Now Google has taken over reCAPTCHA and you can visit http://www.google.com/recaptcha/learnmore to know more about this free CAPTCHA service that helps to digitize books, newspapers and old time radio shows. Typically CAPTCHAs are used by websites to protect themselves from spam. For some applications such as WordPress and Mediawiki, plugins reCAPTCHA can be used without writing any code by using the plug-in provided.
Google suggests that it can be used by individuals who want to control their control email spam, it provide a service called Mailhide which takes an address such as jsmith@example.com and turns it into jsm…@example.com. In order to reveal the address, a user must click on the “…” and solve a reCAPTCHA.
As a security solution, CAPTCHAs are also not invincible and there are periodical reports of the CAPTCHAs being cracked. Though some of the failures are attributed to incorrect implementation, it isalso said that a growing number of research projects are attempting cracking CAPTCHAs and some are already in beating visual CAPTCHAs using computer programs. It is also not encouraging to note that spammers use human solvers and pay about one dollor for each 1000 solved captchas.

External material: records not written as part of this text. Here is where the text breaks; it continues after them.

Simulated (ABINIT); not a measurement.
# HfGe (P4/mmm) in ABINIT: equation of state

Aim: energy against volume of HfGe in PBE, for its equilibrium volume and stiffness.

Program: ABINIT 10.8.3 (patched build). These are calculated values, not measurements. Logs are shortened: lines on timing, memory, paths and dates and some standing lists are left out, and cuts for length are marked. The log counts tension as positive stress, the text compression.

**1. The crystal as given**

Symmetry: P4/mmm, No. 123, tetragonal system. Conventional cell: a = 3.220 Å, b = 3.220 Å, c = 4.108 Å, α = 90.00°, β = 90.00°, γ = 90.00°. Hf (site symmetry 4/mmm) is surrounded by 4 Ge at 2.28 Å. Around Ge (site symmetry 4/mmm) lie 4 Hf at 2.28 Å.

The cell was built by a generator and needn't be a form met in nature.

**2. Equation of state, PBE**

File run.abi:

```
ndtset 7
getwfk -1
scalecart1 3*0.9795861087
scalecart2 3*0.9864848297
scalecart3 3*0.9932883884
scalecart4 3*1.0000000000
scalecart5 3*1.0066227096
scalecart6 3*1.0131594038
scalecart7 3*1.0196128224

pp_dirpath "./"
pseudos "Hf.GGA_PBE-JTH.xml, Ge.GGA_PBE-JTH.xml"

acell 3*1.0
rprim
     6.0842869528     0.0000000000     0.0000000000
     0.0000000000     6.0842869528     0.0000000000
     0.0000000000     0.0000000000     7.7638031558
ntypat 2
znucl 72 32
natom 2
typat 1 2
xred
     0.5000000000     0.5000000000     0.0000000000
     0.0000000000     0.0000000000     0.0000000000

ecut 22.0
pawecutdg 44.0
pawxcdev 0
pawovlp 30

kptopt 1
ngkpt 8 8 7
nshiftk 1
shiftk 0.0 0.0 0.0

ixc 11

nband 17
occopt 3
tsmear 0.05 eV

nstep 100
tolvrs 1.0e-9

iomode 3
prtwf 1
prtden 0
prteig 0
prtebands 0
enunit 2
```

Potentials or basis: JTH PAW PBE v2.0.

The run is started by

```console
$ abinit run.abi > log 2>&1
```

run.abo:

The official CAPTCHA website http://www.captcha.net/ now provides another image recognition based CAPTCHA, ESP-PIX where instead of typing letters we have to authenticate ourselves by recognized what object is common in a set of images. This ongoing war between security providers and breakers can be expected to go on and on – as CAPTCHAs become more and more widely used.
reCAPTCHA is a sample on how to successfully explore the power of channelizing human effort. I am sure we can think of other uses – of collective human effort – by enterprises as well as at global initiatives. Opinion Polling and Surveys seem to be one such area to me. Let me try to elaborate the idea in a later blog.